A colorful star-forming region is featured in this stunning new NASA/European Space Agency Hubble Space Telescope image of NGC 2467. Looking like a roiling cauldron of some exotic cosmic brew, huge clouds of gas and dust are sprinkled with bright-blue hot young stars.
Strangely shaped dust clouds, resembling spilled liquids, are silhouetted against a colorful background of glowing gas in this newly released Hubble image. The star-forming region NGC 2467 is a vast cloud of gas — mostly hydrogen — that serves as an incubator for new stars. Some of these youthful stars have emerged from the dense clouds where they were born and now shine bright, hot, and blue in this picture, but many others remain hidden.
The full beauty of this object and hints of the astrophysical processes at work within it are revealed in this super-sharp image from Hubble. Hot young stars that recently formed from the cloud are emitting fierce ultraviolet radiation that is causing the whole scene to glow while also sculpting the environment and gradually eroding the gas clouds. Studies have shown that most of the radiation comes from the single, hot, and brilliant massive star just above the center of the image. Its fierce radiation has cleared the surrounding region, and some of the next generation of stars are forming in the denser regions around the edge.

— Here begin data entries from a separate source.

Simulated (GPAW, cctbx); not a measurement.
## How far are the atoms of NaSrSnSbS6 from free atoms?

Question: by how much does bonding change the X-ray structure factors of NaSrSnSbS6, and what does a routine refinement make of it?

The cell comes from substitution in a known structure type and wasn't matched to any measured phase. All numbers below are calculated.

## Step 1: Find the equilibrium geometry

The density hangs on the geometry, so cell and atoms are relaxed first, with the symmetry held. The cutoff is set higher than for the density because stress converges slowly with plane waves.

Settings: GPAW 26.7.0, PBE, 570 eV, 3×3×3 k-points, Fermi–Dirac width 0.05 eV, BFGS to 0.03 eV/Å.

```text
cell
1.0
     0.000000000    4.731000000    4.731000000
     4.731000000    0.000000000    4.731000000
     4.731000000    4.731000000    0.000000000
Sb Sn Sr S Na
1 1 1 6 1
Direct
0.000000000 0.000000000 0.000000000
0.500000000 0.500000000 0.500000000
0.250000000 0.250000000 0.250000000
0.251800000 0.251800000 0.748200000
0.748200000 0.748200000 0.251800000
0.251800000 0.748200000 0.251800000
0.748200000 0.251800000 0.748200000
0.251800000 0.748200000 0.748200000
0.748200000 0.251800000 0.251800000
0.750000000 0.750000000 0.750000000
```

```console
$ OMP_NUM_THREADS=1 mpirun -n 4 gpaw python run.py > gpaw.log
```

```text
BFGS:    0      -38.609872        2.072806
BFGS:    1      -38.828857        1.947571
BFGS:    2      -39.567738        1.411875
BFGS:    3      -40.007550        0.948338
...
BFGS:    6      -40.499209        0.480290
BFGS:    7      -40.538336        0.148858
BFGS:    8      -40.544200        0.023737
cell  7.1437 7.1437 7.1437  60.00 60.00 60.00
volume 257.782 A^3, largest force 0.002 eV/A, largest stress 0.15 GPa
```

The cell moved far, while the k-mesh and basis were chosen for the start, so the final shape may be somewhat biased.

One of the most familiar star-forming regions is the Orion Nebula (42), which can be seen with the naked eye. NGC 2467 is a similar but more distant example. Such stellar nurseries can be seen out to considerable distances in the universe, and their study is important in determining the distance and chemical composition of other galaxies. Some galaxies contain huge star-forming regions, which may contain tens of thousands of stars. Another dramatic example is the 30 Doradus region in the Large Magellanic Cloud.
NGC 2467 was discovered in the 19th century and lies in the southern constellation Puppis. NGC 2467 is thought to lie about 13,000 light-years from Earth.